Com. v. Wilson

Decision Date05 January 1959
Citation148 A.2d 234,394 Pa. 588
PartiesCOMMONWEALTH of Pennsylvania v. Raymond Philip WILSON, Appellant.
CourtPennsylvania Supreme Court

Raymond Philip Wilson, in pro. per., Louis F. McCabe, Joseph J. Cronin, Philadelphia, for appellant.

Victor H. Blanc, Dist. Atty., James N. Lafferty, First Asst. Dist. Atty., Theodore B. Smith, Jr., Juanita Kidd Stout, Asst. Dist. Attys., Philadelphia, for appellee.

Before CHARLES ALVIN JONES, C. J., and BELL, MUSMANNO, BENJAMIN R. JONES, COHEN and BOK, JJ.

BENJAMIN R. JONES, Justice.

Midmorning on July 4, 1955, a maid found in a room in the Adelphia Hotel, Philadelphia, the dead body of Lulubel Rossman, a widow 76 years of age and a longtime resident of that hotel. Mrs. Rossman's arms and legs were bound with 2 inch adhesive tape and stockings and her mouth gagged; her death was due to strangulation at the hands of some person or persons and the time of death fixed at approximately 6-7 p. m. Sunday, July 3, 1955. There was evidence of attempted robbery; open handbags were present in the room, a bureau drawer was open and clothes were lying on a chair beside the body. From that incident stemmed the events which eventually led to the conviction of Raymond P. Wilson, appellant, of murder in the first degree with the penalty affixed at life imprisonment, the conviction which forms the basis of this appeal.

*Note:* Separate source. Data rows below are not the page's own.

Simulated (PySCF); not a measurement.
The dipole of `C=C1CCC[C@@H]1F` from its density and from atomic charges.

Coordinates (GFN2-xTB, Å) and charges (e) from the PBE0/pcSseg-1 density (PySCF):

Mrs. Rossman was the widow of Palen Rossman, an accountant, who died September 7, 1953 leaving an estate in excess of $400,000. Subsequent to her husband's death, Mrs. Rossman lived in Overbrook and later at the Adelphia Hotel. An eccentric and somewhat unusual person, usually she had with her, either on her person or in her room, large quantities of money, particularly in new $100 bills.

In April 1954, while in Florida, Mrs. Rossman met a Reverend Ridgeway and his mother, the former being engaged in evangelistic work in the Island of Jamaica, and Mrs. Rossman became interested in Rev. Ridgeway's work. She purchased for him a pick-up truck costing $1,565, a travelling van costing $4,400, a house trailer costing $5,700, and contributed $4,359 toward his church in Jamaica. Sometime later Mrs. Rossman grew suspicious of Rev. Ridgeway and asserted to various persons that he had taken from her approximately $20,000. Through a Mrs. Coleman, a nurse in the jail at Dade County, Florida, Mrs. Rossman became acquainted with one Paul Huizenga, a Dade County deputy sheriff, in November 1954, and requested his official aid in an investigation of Rev. Ridgeway. Huizenga and one R. W. Thomas, another deputy sheriff, investigated Mrs. Rossman's claims and, after interrogating Rev. Ridgeway, became convinced that the matter involved no breach of the law. In January or February, 1955, Mrs. Rossman engaged Huizenga in a private capacity to keep Rev. Ridgeway under surveillance and in March or April, 1955 Huizenga turned the matter over to his fellow deputy Thomas. From that time on various telephone calls were made by Mrs. Rossman, particularly from Philadelphia, to Thomas or Huizenga in Miami and several days before her death she sent a $250 money order to Thomas for the services of both Thomas and Huizenga.

The theory of the Commonwealth was that Thomas, through his relationship with Mrs. Rossman, became aware of her habit of having large sums of money on her person or in her living quarters at all times. Motivated by a desire to obtain this money, Thomas entered into a conspiracy with one Gus DeMoss, a police officer in Tulsa, Oklahoma, one Frank Ellsworth and the appellant Wilson to rob Mrs. Rossman. In 1948, Thomas, then a Tulsa police officer, with DeMoss had arrested and testified against both Ellsworth and Wilson when they were charged with and convicted of 2nd degree burglary. In pursuance of the conspiracy, the Commonwealth contends, Ellsworth and Wilson went to Philadelphia and in the early evening of July 3, 1955 caused Mrs. Rossman's death by strangulation and took from her room a considerable amount of money.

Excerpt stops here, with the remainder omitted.